I am experiencing an issue with my alert rules where if I have the rule set to the following:
Max alert = 1
Delay = 1m
Interval = 0
Recovery Alerts = ON
I will receive the initial alert, but it does not send a recovery alert. However, if i set the “Max Alert” to “2”, I do receive a recovery alert – but it also fires two down alerts if the device is down long enough that it does not recover within the initial delay period.
This behavior is odd to me and I am wondering if it is a potential bug or a configuration or understanding issue on my end.
Here is the copy/paste from my validate.php:
librenms@s-libre-cc:~$ ./validate.php
===========================================
Component | Version
--------- | -------
LibreNMS | 23.11.0-6-ga61c11db7 (2023-11-22T17:53:19-08:00)
DB Schema | 2023_11_21_172239_increase_vminfo.vmwvmguestos_column_length (274)
PHP | 8.1.2-1ubuntu2.14
Python | 3.10.12
Database | MariaDB 10.6.12-MariaDB-0ubuntu0.22.04.1
RRDTool | 1.7.2
SNMP | 5.9.1
===========================================
[OK] Composer Version: 2.6.5
[OK] Dependencies up-to-date.
[OK] Database connection successful
[OK] Database Schema is current
[OK] SQL Server meets minimum requirements
[OK] lower_case_table_names is enabled
[OK] MySQL engine is optimal
[OK] Database and column collations are correct
[OK] Database schema correct
[OK] MySQl and PHP time match
[OK] Active pollers found
[OK] Dispatcher Service not detected
[OK] Locks are functional
[OK] Python poller wrapper is polling
[OK] Redis is unavailable
[OK] rrd_dir is writable
[OK] rrdtool version ok
`Preformatted text`
thanks in advance for any ideas or assistance. I should note that i’m experiencing this issue regardless of transport method. Slack / email / pushover all are giving me the same results as described above.
Laf – thanks for the suggestions. I dug through some event logs and alert logs and the results are a little bit intermittent, on the event log I see a few alerts that fired (…along with the transport) with the matching recovery’s, and some that have just the fired alert. however, when i look at the specific device alert history, i see the alert and matching recovery event.
Presently i’m only running two active alerts: ping latency > 300ms and your standard “device is down” alert (macros.device_down = 1 AND devices.status_reason = “icmp”). I just double checked that both rules are set to “max alert = 1” with recovery “on”. I’m going to watch it another day or two and post the results.
for what it’s worth, here’s a screenshot of the most recent alerts filtered from the event log (…no need for me to scrub the hostnames, they’re all internal devices…). the “ccbms-redbud” recovery event is legit from a previous outage. you can see, however, that ccad3 fired a alert but never a recovery (…in reality the device recovered within 60 seconds) – maybe thats a clue. the alert fired and recovered during the first interval/delay cycle – like it was a blip on the radar. that’s still a concern though because it tells you there was a blip but leaves you hanging.
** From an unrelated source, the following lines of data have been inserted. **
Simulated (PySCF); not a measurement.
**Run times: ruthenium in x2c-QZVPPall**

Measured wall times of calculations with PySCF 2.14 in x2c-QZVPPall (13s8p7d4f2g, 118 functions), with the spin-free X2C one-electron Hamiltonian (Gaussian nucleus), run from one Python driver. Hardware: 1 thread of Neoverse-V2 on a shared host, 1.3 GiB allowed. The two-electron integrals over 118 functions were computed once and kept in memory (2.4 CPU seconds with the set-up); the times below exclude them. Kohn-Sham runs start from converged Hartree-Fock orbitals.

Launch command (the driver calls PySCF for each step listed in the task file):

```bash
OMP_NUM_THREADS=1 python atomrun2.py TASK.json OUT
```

Ask and ye shall receive. here are event log snips from “ccad3” and another device “s-iphc-4” (edit: i’ll upload that image in a second reply since i’m a “new” user). both are ping only devices but I’m seeing this behavior regardless if its a ping only, or a full-fledge SNMP polled device.
it seems to be intermittent and tied to flap/blip events. if the device recovered prior to ever sending an alert, i can live with that. however firing an alert w/transport and no matching recovery w/transport could cause doubt in if the device is truly recovered or not.
So the order of events for ccad3 shows everything correctly, s-iphc-4 is missing one recovery alert as you can see. However what’s odd is the events aren’t in timestamp order. It might be worth checking the time across all the servers you are running for LibreNMS to see if anything is slightly out.
I must be blind – can you tell me which events are not in timestamp order? the screenshot is sorted by timestamp so i’m looking at that column as i type this. unless you mean the order of events themselves is not correct (like a recovery being fired before the alert itself).
regarding the time across servers – i’m currently running LNMS on a single box which has the correct time and date.